For she sitteth at the door of her house, on a seat in the high places of the city,
The danger is great. The temptation is powerful. The threat is everywhere. Though Lady Wisdom had offered fabulous blessings and security to men (Pr 9:1-12), a competing woman, deceitful and seductive, allures and invites men to their destruction (Pr 9:13-18).
Who is this other woman? Who is this competitor to Lady Wisdom? She is Lady Folly, Solomon’s personification of sin and worldly pleasure, who is represented by a foolish and whorish woman inviting men to commit adultery with her, literally and figuratively.
Proverbs 8 personified wisdom. Solomon introduced Lady Wisdom (Pr 8:1-9), listed her benefits (Pr 8:10-21), showed God possessing her before creation (Pr 8:22-31), and concluded with another appeal (Pr 8:32-36). In Proverbs 9, he compared Lady Wisdom’s offers of blessings to Lady Folly’s enticements to destruction. Compare especially the two invitations (Pr 9:4,16), the two meals (Pr 9:5,17), and the two results (Pr 9:11,18).
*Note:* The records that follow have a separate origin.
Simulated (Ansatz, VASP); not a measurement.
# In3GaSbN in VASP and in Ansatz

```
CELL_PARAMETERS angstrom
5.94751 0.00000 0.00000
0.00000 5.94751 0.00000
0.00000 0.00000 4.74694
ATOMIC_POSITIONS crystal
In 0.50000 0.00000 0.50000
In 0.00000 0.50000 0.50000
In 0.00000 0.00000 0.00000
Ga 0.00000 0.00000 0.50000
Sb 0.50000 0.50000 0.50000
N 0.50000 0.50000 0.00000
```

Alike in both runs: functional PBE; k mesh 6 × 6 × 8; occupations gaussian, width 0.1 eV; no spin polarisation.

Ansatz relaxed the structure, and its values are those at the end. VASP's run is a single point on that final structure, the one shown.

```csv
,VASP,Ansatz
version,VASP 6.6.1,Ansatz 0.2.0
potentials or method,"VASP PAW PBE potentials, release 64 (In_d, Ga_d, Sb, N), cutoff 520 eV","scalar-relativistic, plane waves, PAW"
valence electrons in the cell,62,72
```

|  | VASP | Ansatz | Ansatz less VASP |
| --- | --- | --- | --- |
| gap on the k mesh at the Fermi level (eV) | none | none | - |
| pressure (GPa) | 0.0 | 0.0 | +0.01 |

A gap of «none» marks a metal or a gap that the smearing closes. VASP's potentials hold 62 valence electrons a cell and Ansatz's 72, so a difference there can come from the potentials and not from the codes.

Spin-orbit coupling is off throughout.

Personification is a figure of speech in which an abstract concept is represented by a person. The features of the concept to be learned are found in the actions or traits of the representation. For example, Lady Liberty, the statue welcoming immigrants to America, has seven spikes in her crown for the seven seas or continents of earth, holds aloft a torch to guide the way to freedom, holds at her side a tablet representing just laws, is clothed in a toga for the Roman republic, and stands on the broken chains of slavery.
The personification of folly – sin and worldly pleasures that destroy men – is represented by a foolish and loud woman, who leaves her husband and home to seduce strangers for adulterous liaisons (Pr 9:13-18). This attractive and tempting creature without morals or knowledge is a fatal snare for men. Seeking to seduce men as intensely as Wisdom tried to save them, the powerful language calls on men to embrace Wisdom and reject Folly!
What is the character of this woman? “She sitteth at the door of her house.” She is lazy, opposite Lady Wisdom’s diligence (Pr 9:1-3). She despises staying home for her husband and family, because she is discontent with marriage (Pr 7:11-12; I Tim 5:11-15; Titus 2:3-5). She is idle like the women of Sodom, whom God burned alive (Ezek 16:49-50). She has no conscience, for she calls strangers even from her husband’s house (Pr 30:20).
She sitteth “on a seat in the high places of the city.” She leaves her place at home to sit boldly in the city’s nobler places (Pr 7:11-12). She has no purpose there but to seek men. Good men avoided her house, and are going right on their way, but she finds them where they least expect her (Pr 9:15). Rather than use the city slums like a cheap prostitute, she enhances her appeal and finds nobler victims in the places of commerce and government.
How does this traitorous adulteress represent folly? Sin and worldly pleasure offer an escape from duty and labor. This wicked woman clamors for your attention, so she can distract you from your duties and destroy your character, reputation, and productivity. She lies about the pleasures of folly and sin by making them appear very enjoyable while hiding the horrible results and consequences for those that join her in worldly living.
Sinful living is avoided by faithfulness to one’s calling and rejecting any situations that create opportunities for the flesh (Rom 13:13). If David had been fighting with his men, he would not have even seen Bathsheba (II Sam 11:1). Sin and worldly pleasure will be encountered everywhere in this sinful world, so the whole armor of God must be worn every day, and the heart kept with all diligence, in order to stand (Pr 4:23; Eph 6:10-18).
False religion, best seen in the Great Whore of Rome and her Protestant daughters (Rev 17:1-6), rejects the business of holiness and truth, but sits at her doors to call men into her bed for spiritual adultery (Jas 4:4; Rev 2:20-23). She takes her seat in the religious community, though her doctrines and goals are from hell (II Thess 2:9-12; I Tim 4:1-3). There the innocent are snared by her beautiful appearance and warm embrace, not seeing that the dead are there, and that her guests are in the depths of hell (Pr 9:18; 21:16).
Jesus Christ, the King of glory and the holy Groom of His church, calls to all His people in Rome and her daughters, “Come out of her, my people, that ye be not partakers of her sins, and that ye receive not of her plagues” (Rev 18:4). The Lord is jealous, and rightfully so. He hates spiritual adultery. Come out today, reader, lest there be no tomorrow. Forsake the foolish, and live; and go in the way of understanding (Pr 9:6).